# Visualize Representations Learned by Matryoshka Representation Learning

In [None]:
from argparse import Namespace

import os

from datasets import load_dataset
from datasets import Dataset

import torch

from torchvision import transforms
import wandb

import pandas as pd
import numpy as np

from sklearn.model_selection import StratifiedKFold

In [None]:
class AnimalClassifierMatryoshka(torch.nn.Module):

    def __init__(self, in_channels: int, dims: int,
                 num_labels: int):
        super().__init__()

        self.conv_1 = torch.nn.Conv2d(
            in_channels, dims, kernel_size=12)
        self.max_pool_1 = torch.nn.MaxPool2d(kernel_size=3)

        self.conv_2 = torch.nn.Conv2d(
            dims, 2*dims, kernel_size=5)
        self.max_pool_2 = torch.nn.MaxPool2d(kernel_size=3)

        self.conv_3 = torch.nn.Conv2d(
            2*dims, 2*dims, kernel_size=3)
        self.max_pool_3 = torch.nn.MaxPool2d(kernel_size=2)

        self.conv_4 = torch.nn.Conv2d(
            2*dims, 2*dims, kernel_size=3)
        self.max_pool_4 = torch.nn.MaxPool2d(kernel_size=2)

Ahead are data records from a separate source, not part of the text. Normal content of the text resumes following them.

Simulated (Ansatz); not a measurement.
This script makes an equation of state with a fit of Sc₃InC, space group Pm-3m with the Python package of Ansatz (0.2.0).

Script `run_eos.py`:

        self.flatten = torch.nn.Flatten()
        self.projection = torch.nn.LazyLinear(4*dims)

        num_subsets = int(np.log2(dims)) + 2
        # print(f"Number of subsets: {num_subsets} - Dimensions: {4*dims}")

        self.linear_layers = torch.nn.ModuleList()
        for i in range(3, num_subsets+1):
            # print(f"Number of dimensions: {2**i}")
            self.linear_layers.append(
                torch.nn.Linear(2**i, num_labels))

    def forward(self, x: torch.Tensor):
        """
        Forward pass
        """

        x_ = self.conv_1(x)
        x_ = self.max_pool_1(x_)
        # print(f"Output of conv & max pool 1: {x_.shape}")

        x_ = self.conv_2(x_)
        x_ = self.max_pool_2(x_)
        # print(f"Output of conv & max pool 2: {x_.shape}")

        x_ = self.conv_3(x_)
        x_ = self.max_pool_3(x_)
        # print(f"Output of conv & max pool 3: {x_.shape}")

        x_ = self.conv_4(x_)
        x_ = self.max_pool_4(x_)
        # print(f"Output of conv & max pool 4: {x_.shape}")

        x_ = self.flatten(x_)
        # print(f"Output of flatten: {x_.shape}")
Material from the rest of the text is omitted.